5/15/2023
I have a friend way up in northwestern New Jersey, somewhere nestled in the Kittatinny Mountains, and we have made plans in the past about meeting in person but they always fell through.
Why?
I don't believe in myself. Insecurity had me flake out.
Fortunately she doesn't hold it against me and after I made an offhand remark on one of her social media photos, expressing my appreciation, she pretty much said I'm still welcome to stop by.
Wow and holy shit.
Checked in on my friend on LBI and learned she wound up going to urgent care for a 'lady issue' and needs to visit the gynecologist on Tuesday. So far, everything seems good but she feels a bit off. She expressed her esteem for me and what I have to offer. She really is great and I'm soft on her. Just would be a good thing to get to know her more as an individual.

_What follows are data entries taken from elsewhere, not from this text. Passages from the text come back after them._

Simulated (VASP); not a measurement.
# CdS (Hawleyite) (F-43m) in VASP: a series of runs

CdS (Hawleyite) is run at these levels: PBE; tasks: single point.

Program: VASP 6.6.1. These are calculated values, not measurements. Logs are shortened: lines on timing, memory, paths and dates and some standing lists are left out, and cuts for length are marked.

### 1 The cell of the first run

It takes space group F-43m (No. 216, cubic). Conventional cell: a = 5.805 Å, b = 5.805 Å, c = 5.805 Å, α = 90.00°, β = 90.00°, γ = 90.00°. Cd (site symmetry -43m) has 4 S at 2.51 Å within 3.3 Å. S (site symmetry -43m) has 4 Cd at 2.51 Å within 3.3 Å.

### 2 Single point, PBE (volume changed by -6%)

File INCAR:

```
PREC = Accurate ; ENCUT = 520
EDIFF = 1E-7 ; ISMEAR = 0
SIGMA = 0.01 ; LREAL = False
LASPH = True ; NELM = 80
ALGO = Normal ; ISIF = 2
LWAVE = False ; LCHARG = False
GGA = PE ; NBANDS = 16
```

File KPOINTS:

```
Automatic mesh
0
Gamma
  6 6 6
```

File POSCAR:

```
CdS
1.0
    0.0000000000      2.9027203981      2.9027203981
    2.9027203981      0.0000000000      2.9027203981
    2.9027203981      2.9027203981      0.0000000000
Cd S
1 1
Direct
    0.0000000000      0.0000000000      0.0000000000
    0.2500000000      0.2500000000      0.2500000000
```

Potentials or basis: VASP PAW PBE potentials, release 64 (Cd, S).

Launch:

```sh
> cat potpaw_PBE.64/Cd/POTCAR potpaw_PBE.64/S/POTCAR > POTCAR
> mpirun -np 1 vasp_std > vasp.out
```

Spoke with Sarah and it was a good thing. She sent me a selfie where Sarah looked like she was going to attend a renfaire. Nope, just her everyday clothes and recently she was able to make the outfit work. Well girl, let me tell you something that outfit still would've worked with fewer parts but you do you.
As for my dealer in Whiting, she seems to be okay but honest to god she is killing herself working these side gigs with her health issues. I worry about her. I want to give her some measure of comfort and make her happy. Plus she's a good woman and I'd like to see if we'd be friends or not. I mean we're friendly now but it's about friendship. The je ne sais quois greater than being merely friends. I mean people who come together over 'hate' can be friends, but once the object of their hate is gone then what else do they have in common?
Thing is I have crushes of a sort on all of them, including my barber even though I presume she wouldn't be interested. I am managing these feelings quite well right now. Two of them are being tempered quite easily since one is in a relationship and the other is married. The former I do respect wholeheartedly. The other friend is down for some things but not all things, and even then the things she's down for would make normies go, "Why that?" I felt a bit of that pinch of what kids call 'a crush' today. In anticipation of my visit, I dropped a nice chunk of change for things with the potential to enhance our time together.
On Saturday I was thinking to myself about how I wish I did have someone. Just today's attention did me well. Reckon the attention was magnified 'cause of the weed I've been smoking and the remaining ripples from Thursday's mushroom trip. Not to mention I was volunteering at the cat rescue. Seeing those little souls does me well.
Was thinking about cats in general. How they domesticated themlseves, rather than having to be domesticated by humans (a sign of their innate intelligence). Their aloof demeanor sets them apart from humans, and from the experience of dogs. Dogs act like they want to be human. Cats know they are equals to humanity, but they are appreciative of those who take care of them. With cats one knows they're with an alien entity, akin to a fae or a sprite, rather than a sycophantic predator with endemic neoteny defining their existence.
Since I don't believe I have agency in social settings, nor do I believe in myself on principle, I figure if things are happening in circumstances outside of my comfort zone then it must be the work of destiny or fate, rather than acknowledging I truly am the baker of the bread known as my life.
So I figured, "This is a lot like The Lathe Of Heaven" where the protagonist George Orr changes the world in his sleep. Except when I go to sleep, in this case between Saturday and Sunday, a greater agency is molding reality to become more amenable to me. Since I'm in a fog of marijuana smoke I'm going to make very simple declarative statements and position them as gospel. It's a form of spivak's razor summed up as, "If it seems right, it is!" I am spivak in case you didn't know. Visit me at LambdaMOO. Anyway making a long story longer, I believed I dreamt the goodness of Sunday into existence.
Right now I really don't know what to think since I'm stoned.
Perhaps this serves to build momentum, and confidence, heading towards Summer Isle Burn, ĉu ne?